So, HD-DVD “lost” the new HD format wars to Blu-Ray…check out this short article at Wired for more details and links:

http://blog.wired.com/gadgets/

It brings up an interesting question: with more and more of us watching video in completely digital formats, are physical manifestations of “content” relevant anymore? In the days of LPs, there was certainly a fetishistic quality about the records themselves, and part of the joy of “listening” to them came from an experience of ownership and organization (High Fidelity, anyone?). I know that I personally value having a binder of DVDs organized alphabetically by genre and title; many people make playlists in iTunes for similar reasons. As the article suggests, however, we seem to be entering an age when much of the media we consume is literally nothing more than trillions of bits of computer memory expressed as 1s and 0s, translated by software into audiovisual grammar we can understand. The one aspect of media consumption that this transformation seems to be affecting is the notion of ownership; to what extent does our ownership of a copy of a song, movie, video game, or television show factor into our reading of it? Has “ownership” become a quaint notion of a bygone system of cultural expression, if anyone can edit and redistribute content at will?

It seems to me that a shift to all-digital media content is in one sense simply the addition of another layer of abstraction; the content of Beethoven’s 5th symphony, for example, is essentially the same whether we listen to it on a CD or an mp3. As McLuhan would point out, however, the practices that surround our listening of the 5th symphony have radically changed. Whereas before we might peruse our collection of records or CDs and find that we were in the mood for Beethoven’s fifth, now (in iTunes, for example) we must specifically seek out the fifth symphony from our 58 days and 30 GB of music. Whenever I have a vague idea about the kind of music I’d like to listen to, I find myself simply hitting “shuffle” in iTunes and stopping on whatever song that pops up that I feel like hearing…there’s simply too much music in my library for me to realistically “browse” it all in any reasonable time. While I “own” all of the songs and albums in my library, I don’t own them in quite the same way I own my DVDs. I expect that something similar will happen to movies and TV shows in the next few years.

2 thoughts on ““Format Wars” – Are Physical Formats Irrelevant?

  1. I agree with the “shuffle conundrum” as a result of too much music (and “browse my tunes in the same way you do), but I wonder if that is more a result of the sheer amount of music more than the format they are in. Wouldn’t you face the same problem with one of those 500 CD changers?

    As a fellow musician and music lover, I wonder if its more the environment we listen to music in now. With LPs (so I hear) listening to music was an activity. You put on the record and sat and listened to it. With the miniaturization of music media, it seems like 9 times out of 10, listening to music is a secondary part of a different activity, be it surfing the web, doing homework, or walking to the CFA.

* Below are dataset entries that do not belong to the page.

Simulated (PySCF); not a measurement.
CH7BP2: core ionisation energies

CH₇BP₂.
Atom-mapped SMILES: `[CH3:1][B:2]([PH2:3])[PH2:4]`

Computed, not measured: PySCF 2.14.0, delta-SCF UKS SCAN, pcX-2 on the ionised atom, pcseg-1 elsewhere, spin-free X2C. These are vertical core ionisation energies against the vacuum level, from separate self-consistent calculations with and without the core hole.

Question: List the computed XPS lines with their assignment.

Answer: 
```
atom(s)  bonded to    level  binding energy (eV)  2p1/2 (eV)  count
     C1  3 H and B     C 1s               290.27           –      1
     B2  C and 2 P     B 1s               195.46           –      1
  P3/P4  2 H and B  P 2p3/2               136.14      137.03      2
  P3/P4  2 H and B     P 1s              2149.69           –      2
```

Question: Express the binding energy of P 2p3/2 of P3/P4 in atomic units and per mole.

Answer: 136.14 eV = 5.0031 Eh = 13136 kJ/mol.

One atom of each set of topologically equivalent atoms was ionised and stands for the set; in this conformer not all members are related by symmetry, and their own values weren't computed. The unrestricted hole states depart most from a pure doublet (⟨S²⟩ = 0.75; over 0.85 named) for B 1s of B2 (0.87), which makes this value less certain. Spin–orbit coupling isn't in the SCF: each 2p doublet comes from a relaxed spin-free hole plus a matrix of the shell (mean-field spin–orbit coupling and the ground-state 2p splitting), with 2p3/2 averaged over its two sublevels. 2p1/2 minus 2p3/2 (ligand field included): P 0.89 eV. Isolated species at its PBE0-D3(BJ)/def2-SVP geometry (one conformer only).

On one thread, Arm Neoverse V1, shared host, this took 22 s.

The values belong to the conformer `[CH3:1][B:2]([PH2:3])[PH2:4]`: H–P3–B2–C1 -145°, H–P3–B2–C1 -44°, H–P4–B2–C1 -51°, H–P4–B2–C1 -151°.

    I wonder if the SACD will survive long enough to bring back listening to music as an activity in itself. For those of you who haven’t listened to one, its a real treat. A sampler came with my family’s Sony DVD player\Receiver, and the music is encoded in a completely different way from the standard PCM audio CD. Listening to a SACD multi-channel version of Herbie Hancock’s “Watermelon Man” or Maynard Ferguson playing “Birdland” is unreal.

  2. It is true that the sheer amount of music plays a factor in the “shuffle conundrum” (nice phrase, by the way). But I think you could also argue (to use McCluhan) that the medium of iTunes and the digitization of music has made owning massive amounts of music possible for people who aren’t necessarily LP or CD aficionados. Some of the music in my iTunes library is stuff I have never listened to–ever. I just happened to burn a friend’s CD intending to listen to it later, or I burned an entire CD for one track, or something like that. The medium makes that kind of ludicrous consumption/hoarding possible.